Last week I went on a 6 day tour consisting of Tarangire, Lake Manyara, Serengeti National Park, and Ngorongoro Crater. All are in Tanzania, in case you didn't know.
Price was $85/day. That's noticeably more than I paid in Kenya but about as cheap as it gets in Tanzania, at least as far as I could tell.
There were 4 of us, myself + 2 older Danish guys and another America who looked to be around 40. As one might expect, this wasn't a fun a group as the 20 somethings, roughly equal male/female sets I had experienced so far. 2 were hard core bird people and I was the only one with a telephoto lens.
The first day was in Tarangire. We arrived in late morning and proceeded through late afternoon, stopping for a short time for lunch in between. It was hot and, frankly, we didn't see a whole lot. Generally mid-day is a bad time for game drives. I'm not sure why it was set up this way.

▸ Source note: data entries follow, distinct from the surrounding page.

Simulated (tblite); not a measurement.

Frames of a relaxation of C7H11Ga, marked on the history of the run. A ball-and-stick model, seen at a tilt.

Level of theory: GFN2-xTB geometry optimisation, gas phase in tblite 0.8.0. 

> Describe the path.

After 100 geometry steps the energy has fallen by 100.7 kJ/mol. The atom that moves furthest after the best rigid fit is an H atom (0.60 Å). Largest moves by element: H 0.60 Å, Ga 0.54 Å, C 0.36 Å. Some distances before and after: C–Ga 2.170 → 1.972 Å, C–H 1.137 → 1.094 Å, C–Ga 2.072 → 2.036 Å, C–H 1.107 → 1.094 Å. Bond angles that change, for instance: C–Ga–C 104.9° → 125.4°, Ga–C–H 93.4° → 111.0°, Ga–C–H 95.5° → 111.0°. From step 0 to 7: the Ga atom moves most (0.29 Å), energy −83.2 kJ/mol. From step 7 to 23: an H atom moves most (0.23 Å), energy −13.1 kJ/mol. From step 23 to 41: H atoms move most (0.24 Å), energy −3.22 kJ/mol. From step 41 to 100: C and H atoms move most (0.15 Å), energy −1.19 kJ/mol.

The second day was in Lake Manyara NP. We started off early but no where near as early as we should have IMHO. The first part was through a heavily forested area. Generally, I'm pretty tolerant but, in this case, I think we missed out because of all the stopping to look at what turned out to be very common birds. By the time we got into the clearing, it was hot, and we were behind schedule. The driver was going rather faster than is useful if you are looking for wildlife. And amongst all the checking for new birds, I barely got a couple of photos of the only blue monkeys seen on the whole trip.
Day 3 was a long drive to the Serengeti followed by a game drive in the evening. In all there were 4 game drives in the Serengeti, the last being in the morning of day 5. There were not many animals present in the Serengeti that I had not already seen in Masai Mara. However, the big herds of wildebeest and zebra were present and that meant a lot of predator and scavenger activity. One day we barely missed a kill by a female cheetah and her nearly grown cubs. Hyenas, barely seen at all in Masai Mara were all over the place in the Serengeti. We saw a few lions, though not nearly as many as in Masai Mara.
Jackals were common and active. I have some really good photos of one jackal defending a zebra carcass from a flock of vultures. What I don't have on film, unfortunately is where the jackal defecated on carcase. Very strange behavior. Alas, I had reached the end of the roll a few moments before. The camera was still rewinding when the event occurred.
At one point, a large bull elephant was attempting to cross the road at right angles. The driver kept pulling forward to give us a better look. The elephant played along for a while before getting visibly annoyed. Thinking the the elephant may want to have a go at the truck, the driver hit the gas and we pulled away, leaving the elephant in peace.
The camp site in the Serengeti was very basic. No toilets, no running water. Normally, the tour company uses a different camp near the center of the park but, right now, all the animals are concentrated at the south end. Given a choice between animals and comfort, we chose animals.
In the afternoon on day 5 we drove to the rim of Ngorongoro Crater. Still a pretty basic camp, but at least there were showers and toilets. Early in the morning of day 6, we decided into Ngorongoro Crater. This is the remains of ancient volcano, once much larger than Kilimanjaro. The animals generally don't migrate. On the crater floor, were are able to see black rhinos at moderate range. There were also many newborn wildebeests. Hippos were in several lakes and even ambled up onto the shore to graze. Those are probably the only usable shots I have of hippos out of the water. There were many very large and placid bull elephants. No females. They don't come into the crater.
In early afternoon, we climbed back to rim for a quick lunch before heading back to Arusha.